Saturday, February 15, 2014

Happy 450th Birthday to Galileo

Today, Feb 15th 2014 is 450 years since the birth of Galileo Galilei.

By chance, last week I had the opportunity to visit the house Galileo lived in in the last years of his life near Arcetri Observatory in Florence.

I was actually visiting the Observatory where I had been invited to give a seminar.


Here's the explanation (in English) of the historic nature of the site. 


From the roof of the observatory you can see across the valley to the Villa il Gioiello where Galileo lived from 1631-1642. It's the yellowish building just left of centre.

Simone Bianchi was my host at Arcetri, and was kind enough to offer to take me over to the house. The house is not regularly open to the public, and the details of its future use are still being debated. 

A famous number by the front door. 



Here's an 18th century monument to Galileo from when the house was first becoming famous.

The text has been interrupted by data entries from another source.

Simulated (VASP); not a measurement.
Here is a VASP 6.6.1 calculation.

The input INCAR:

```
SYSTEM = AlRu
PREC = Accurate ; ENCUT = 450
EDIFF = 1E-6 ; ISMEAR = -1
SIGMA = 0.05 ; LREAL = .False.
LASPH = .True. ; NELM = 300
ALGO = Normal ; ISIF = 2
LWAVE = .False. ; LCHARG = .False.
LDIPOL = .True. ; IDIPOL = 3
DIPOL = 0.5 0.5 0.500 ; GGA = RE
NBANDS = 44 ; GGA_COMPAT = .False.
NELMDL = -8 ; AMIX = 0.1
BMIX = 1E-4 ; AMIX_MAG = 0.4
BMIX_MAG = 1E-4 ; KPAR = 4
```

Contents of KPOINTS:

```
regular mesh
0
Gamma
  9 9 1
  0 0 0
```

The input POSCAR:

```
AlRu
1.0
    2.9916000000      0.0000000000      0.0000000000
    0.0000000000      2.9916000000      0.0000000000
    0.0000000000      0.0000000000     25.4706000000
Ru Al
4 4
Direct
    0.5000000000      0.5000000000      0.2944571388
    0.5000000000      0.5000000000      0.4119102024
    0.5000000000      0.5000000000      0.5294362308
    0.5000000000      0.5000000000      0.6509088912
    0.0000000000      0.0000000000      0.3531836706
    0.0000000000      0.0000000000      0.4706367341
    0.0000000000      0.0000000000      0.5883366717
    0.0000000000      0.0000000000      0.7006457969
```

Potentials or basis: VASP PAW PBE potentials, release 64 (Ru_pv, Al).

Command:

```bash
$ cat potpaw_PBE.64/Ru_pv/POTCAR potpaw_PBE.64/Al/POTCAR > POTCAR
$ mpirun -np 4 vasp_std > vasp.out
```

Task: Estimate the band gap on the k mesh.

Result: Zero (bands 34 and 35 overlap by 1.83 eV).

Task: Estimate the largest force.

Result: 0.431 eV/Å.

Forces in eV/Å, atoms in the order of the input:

A plaque above the door from the time the University of Florence bought the house. The house has been under renovation for some time and is currently very nicely kept (but almost completely empty). 


Here's me in the room which is believed to have been Galileo's study during the time he was working on the proofs of his last book "Discourse and Mathematical Demonstrations Relating to Two New Sciences"


Here's the view from the upper balcony. This level was through to house the household staff at the time of Galileo. 


The walk between the observatory and the house was partly along a beautiful planet walk installed by the observatory. They host regular public tours when visitors can explore this walk, as well as the historic telescope and other instruments on the site (although unfortunately not the Galileo house). 


It was a nice visit, and has inspired me to re-read Dava Sobel's "Galileo's Daughter" which is about his time in this house, and well worth a read. 

1 comment:

  1. What is Galileo is doing tonight? My hope would be that the great man is resting in peace and that his head is not spinning in his grave. How, now, can Galileo possibly have peace? So few scientists speak out clearly and loudly regarding whatsoever they believe to be true about at least one root cause of the distinctly human-driven global predicament looming so ominously before humanity: human population dynamics/overpopulation of Earth. The human community could soon be confronted by multiple global ecological threats to future human wellbeing and environmental health that appear to result directly from the unbridled overproduction, overconsumption and overpopulation activities of the human species now overspreading the Earth and threatening to ravage the planetary home we are blessed us to inhabit? Many too many leaders and a predominant coterie of the 'brightest and best’ experts are choosing to remain silent rather than acknowledge science. Please consider how the elective mutism of so many of the most fortunate and knowledgeable elders among us could be contributing mightily to the ruination of Earth and its environs as a fit place for human habitation.

    Where are the intelligent leaders and established professionals with appropriate expertise who will stop colluding in silence, who are willing to examine and report on science that exists in the form of solid, uncontested research? Look at the dismaying disarray in which we find ourselves now and how far we have to travel in a short time to move the human family away from precipitating some unimaginable sort of global ecological wreckage. What would the world we inhabit look like if scientists like Galileo had chosen not to disclose science and instead adopt a code of silence? In such circumstances Galileo as well as scientists today would speak only about scientific evidence that the super-rich and most powerful people of the day believe to be politically convenient, religiously tolerable, economically expedient, socially correct and culturally prescribed. By so doing, Galileo and modern-day scientists would effectively breach their responsibilities to science and duties to humanity to tell the truth as they see it, as best they can report it.

    Heretofore hesitant and inert scientists are called upon now to follow the good example of Galileo. The politically correct silence of so many knowledgeable but apparently dumbstruck experts on one hand as well as the incessant mass media jabber of sycophants and other minions of wealthy power brokers on the other hand could be killing the world we inhabit as well as life as we know it. Most scientists have not actively engaged in inimical ‘sins of commission’, as have many too many deceitful, chattering experts; and yet too many scientists on our watch have chosen to maintain their silence by not speaking out ‘as if each one was a million voices’. It appears scientists have been and continue willfully to deny the best available scientific evidence that specifically relates to human population dynamics. Is their collusion to remain electively mute correctly described as a sin of omission or a lie of silence? If science does not overcome silence, then much of the world the human community believes we are preserving and protecting will be irreversibly degraded and relentlessly dissipated, if not destroyed outright. Surely, truthful empirical reports from intellectually honest and moral courageous scientists regarding the population dynamics of the human species and the human overpopulation of Earth will give Galileo Galilei peace.